Record basics
- Album name: Stephen Stills
- Artist name: Stephen Stills
- Year: 1970
- Number of discs: one
- Label: Atlantic Records
- Collection: Brenner / Gessner
- Distinguishing characteristics: My parents each had a copy of this record. My father’s copy had a “G” written on the upper left corner of the album, and my mother’s copy had “Brenner” written on the back of the album and on the LP.
- Buy it on Amazon: $12.00
My review
Level of familiarity before listening
I don’t have any particular memory of listening to this record, though I might have heard it at some point. I do recognize one song by name, Love the One You’re With, and I’ve reviewed a wide variety of Stephen Stills’ work:
- Retrospective: The Best of Buffalo Springfield (1969): 5/5
- Crosby, Stills & Nash (1969): 5/5
- Déjà Vu by Crosby, Stills, Nash & Young (1970): 5/5
- Woodstock: Music from the Original Soundtrack and More (1970): 4/5
- 4 Way Street by Crosby, Stills, Nash & Young (1971): 5/5
- Stephen Stills 2 (1971): 2/5
- So Far by Crosby, Stills, Nash and Young (1974): 4/5
- CSN by Crosby, Stills & Nash (1977): 2/5
- Daylight Again by Crosby, Stills & Nash (1982): 1/5
What I expected
This is Stephen Stills’ first solo record. I’ve already listened to his second, and thought that it was not good.
What it was actually like
This was nowhere near as bad as Stills’ second solo record, so that was a relief.
Love the One You’re With is a truly great pop song – fun and catchy, rich and complex, memorable, rhythmic and melodic, and I even didn’t mind the soul style backing vocals. The steel drums were maybe the only part of it that I would have cut.

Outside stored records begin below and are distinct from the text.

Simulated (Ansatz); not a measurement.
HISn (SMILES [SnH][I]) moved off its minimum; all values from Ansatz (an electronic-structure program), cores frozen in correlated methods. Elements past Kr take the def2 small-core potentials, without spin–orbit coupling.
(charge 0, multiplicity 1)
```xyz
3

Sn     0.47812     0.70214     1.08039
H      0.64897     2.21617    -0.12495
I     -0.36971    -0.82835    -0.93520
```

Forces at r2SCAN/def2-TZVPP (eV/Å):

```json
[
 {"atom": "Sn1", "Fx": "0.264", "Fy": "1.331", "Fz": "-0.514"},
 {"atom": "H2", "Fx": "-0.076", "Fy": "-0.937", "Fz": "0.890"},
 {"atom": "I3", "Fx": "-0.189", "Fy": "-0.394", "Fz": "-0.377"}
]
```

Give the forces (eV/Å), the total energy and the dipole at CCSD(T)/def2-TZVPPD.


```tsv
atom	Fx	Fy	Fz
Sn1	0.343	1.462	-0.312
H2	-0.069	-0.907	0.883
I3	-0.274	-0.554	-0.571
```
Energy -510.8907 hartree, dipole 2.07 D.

For whatever reason that I was unable to determine, he then took those soul style backing vocals and made an entire song around them, Church (Part of Someone), which was terrible (and also too slow). Sit Yourself Down was similar, but not as bad.
To a Flame was easy listening, and also quite bad. I had a difficult time picking the worst song between that one and Cherokee, which was a weird grab bag of lots of different sounds, with an atrocious horns part, but decided that the latter was the worst because of its abysmal and nauseating saxophone solo.
The most pleasant surprise on the record was two songs at the end of the first side, Old Times Good Times, a great rock song with pretty strong wailing guitar, and Go Back Home, an excellent blues rock song. I was really impressed with Stills when I heard how great those two songs were, and then I checked the back of the album to read the credits… and who was it that played the guitar on those songs? Jimi Hendrix and Eric Clapton. So, yeah.